Symantec's DLP product does require installation of an iPad app that redirects all HTTP- and HTTPS-based traffic (email from any account, cloud storage, Web, app-based FTP, and -- top of mind for IT these days -- iCloud) leaving the iPad to the enterprise's DLP server, essentially forcing it to go through the DLP server as a proxy server before heading out to its intended destination. That also means that data sent from any Internet-connected location is filtered, such as at employees' homes or hotels.

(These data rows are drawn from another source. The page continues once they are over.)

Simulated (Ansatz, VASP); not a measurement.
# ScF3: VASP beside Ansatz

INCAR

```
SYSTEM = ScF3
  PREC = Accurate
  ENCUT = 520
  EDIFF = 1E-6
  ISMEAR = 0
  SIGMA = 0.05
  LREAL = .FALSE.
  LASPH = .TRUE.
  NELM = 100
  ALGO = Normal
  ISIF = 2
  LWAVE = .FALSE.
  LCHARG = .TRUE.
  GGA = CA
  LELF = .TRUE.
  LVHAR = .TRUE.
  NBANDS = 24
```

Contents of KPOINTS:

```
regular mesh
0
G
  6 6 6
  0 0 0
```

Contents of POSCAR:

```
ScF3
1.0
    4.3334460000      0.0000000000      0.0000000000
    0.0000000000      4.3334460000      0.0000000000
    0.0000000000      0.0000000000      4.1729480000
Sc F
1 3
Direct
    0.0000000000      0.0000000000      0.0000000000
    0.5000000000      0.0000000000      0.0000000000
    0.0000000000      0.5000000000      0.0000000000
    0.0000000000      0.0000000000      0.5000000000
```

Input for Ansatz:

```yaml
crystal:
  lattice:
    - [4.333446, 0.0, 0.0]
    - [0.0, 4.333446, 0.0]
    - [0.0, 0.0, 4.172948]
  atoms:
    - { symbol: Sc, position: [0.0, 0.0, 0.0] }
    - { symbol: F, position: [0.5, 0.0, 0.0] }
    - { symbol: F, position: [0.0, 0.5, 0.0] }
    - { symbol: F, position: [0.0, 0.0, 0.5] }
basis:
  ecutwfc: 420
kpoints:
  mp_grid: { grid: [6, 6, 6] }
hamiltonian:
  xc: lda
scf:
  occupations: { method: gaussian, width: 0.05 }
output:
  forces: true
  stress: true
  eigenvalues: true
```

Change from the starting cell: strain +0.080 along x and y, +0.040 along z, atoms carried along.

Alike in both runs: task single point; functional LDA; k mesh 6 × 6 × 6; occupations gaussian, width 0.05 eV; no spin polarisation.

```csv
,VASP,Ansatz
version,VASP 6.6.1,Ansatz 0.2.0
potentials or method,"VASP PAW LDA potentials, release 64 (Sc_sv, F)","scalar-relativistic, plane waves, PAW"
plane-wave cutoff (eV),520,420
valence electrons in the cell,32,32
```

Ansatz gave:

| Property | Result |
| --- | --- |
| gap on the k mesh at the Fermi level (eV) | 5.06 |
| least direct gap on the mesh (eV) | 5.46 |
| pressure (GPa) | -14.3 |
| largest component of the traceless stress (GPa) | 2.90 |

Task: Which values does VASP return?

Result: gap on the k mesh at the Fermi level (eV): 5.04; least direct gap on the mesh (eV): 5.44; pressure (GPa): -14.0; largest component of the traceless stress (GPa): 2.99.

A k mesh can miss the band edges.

Data transferred directly to a computer over a wireless LAN, such as at home, using an "air-sharing app" is not filtered; that and local syncing via iTunes remain as potential data leakage avenues. Symantec says those who use HTTP or HTTPS should be filtered by its DLP tool, but those using other protocols would not.
If the shipping app works as promised, employees won't be restricted to using just certain apps -- unlike other data protection approaches on or coming to the market -- so IT can assure that sensitive data is not being inappropriately shared.
When pressed, Symantec's product marketing vice president Robert Hamilton confirmed the product should also work with iPhones and iPod Touches, as they use the same iOS as the iPad. For now, Symantec plans to guarantee and support only iPad usage, which Hamilton says is where enterprise customers claim they're concerned. An Android version is planned for some time in 2012.